Second Home Purchases Soar in U.S. Thanks to Baby Boomers’ Equity, Favorable Tax Laws
If you are thinking about buying a second home this spring, or already have, in the past couple of years, you are most certainly not alone. In fact, you are part of a major real estate market trend, writes Kenneth Harney, a syndicated columnist, in the Los Angeles Times.
The annual number of second homes purchased in the United States doubled between 2000 and 2004 — a boom driven in part by demographics. As baby boomers become flush with large amounts of home equity, they have more opportunities to invest in a second residence. The other factor? Some unexpected tax law changes enacted in the late 1990s.
Keunwon Chung, an economist at the National Assciation of Realtors, has recently studied a vast pool of federal data on hundreds of thousands of second-home closings. When Congress amended the federal tax code in 1997 to allow tax-free gains of up to $500,000 (for married couples) and $250,000 (for single Americans) on the sale of a primary home, Chung observed that “homeowners did not have to buy expensive [replacement] homes anymore.”
Prior to 1997, the only way to avoid capital gains tax was to “roll over” sales gains to progressively larger and costlier homes. The amended tax code, by contrast, allows primary home sellers to buy smaller, less expensive primary residences, while using a portion of the tax-sheltered gain to buy or make a down payment on a second home. Whether it’s for their own use or for investment purposes, many people are doing so.
For example, a married couple making $500,000, tax free, from the sale of their longtime family home — not unlikely with the appreciation rates seen in the South Florida real estate market over the past few years — might use part of the proceeds to downsize into a condo unit, then use the balance to purchase a vacation home an hour or two away. The figures below show just how popular this option has become:
- In 2000, second homes represented just 8.6 percent of all residential mortgages (or 405,000 individual purchases nationwide).
- By 2004, the number of second-home purchases had more than doubled (to 881,000) while market share surged to 14.2 percent.
The primary buyers and sellers are baby boomers with above-average incomes, as purchasers often want to diversify financial assets. Second homes saw an average 55 percent gain in price appreciation between 2000 and 2004, according to Chung, whereas the Standard & Poor’s 500 index declined by 15 percent.
“As an investment choice, the housing market presented an attractive alternative to a stock market that sagged dramatically from its 2000 Internet-boom highs and has only recently begun to recover,” Chung said.
A dozen states have seen exceptionally high rates of purchases and cumulative growth during the last four years, with (you guessed it) the Sunshine State leading the way. Only Hawaii, where nearly one of every three purchases from 2000-2004 was a second home, surpassed Florida. The Florida housing market has been bolstered in large part due to 20 percent of all purchases used as secondary residences or investments.

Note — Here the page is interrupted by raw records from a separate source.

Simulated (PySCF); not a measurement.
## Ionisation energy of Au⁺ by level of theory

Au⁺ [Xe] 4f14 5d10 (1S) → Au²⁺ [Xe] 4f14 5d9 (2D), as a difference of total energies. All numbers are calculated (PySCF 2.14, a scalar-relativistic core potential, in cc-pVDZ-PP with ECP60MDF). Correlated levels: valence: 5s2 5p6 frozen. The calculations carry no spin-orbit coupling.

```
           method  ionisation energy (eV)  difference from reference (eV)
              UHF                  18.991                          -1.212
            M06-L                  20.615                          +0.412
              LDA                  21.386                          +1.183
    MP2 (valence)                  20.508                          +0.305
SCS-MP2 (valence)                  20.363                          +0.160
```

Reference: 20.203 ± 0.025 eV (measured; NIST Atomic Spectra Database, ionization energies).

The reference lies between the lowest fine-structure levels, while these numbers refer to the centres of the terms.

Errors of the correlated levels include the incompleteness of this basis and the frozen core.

Arizona (18 percent) and Nevada (17 percent) also saw significant activity, as did Idaho (13 percent), New Mexico (12 percent) and Utah (10 percent). So how long can the second-home boom continue?
“As long as boomers are still in their peak earning years and they can afford some homes for vacation purposes or investment, they will continue to drive housing markets,” Chung said.
So basically, at least another 10 years. While rising Florida home loan costs are likely to quell demand somewhat, don’t expect our state’s prices to plummet anytime soon. As a second-home destination, Florida real estate will likely stay among the nation’s hottest… with prices reflecting that fact.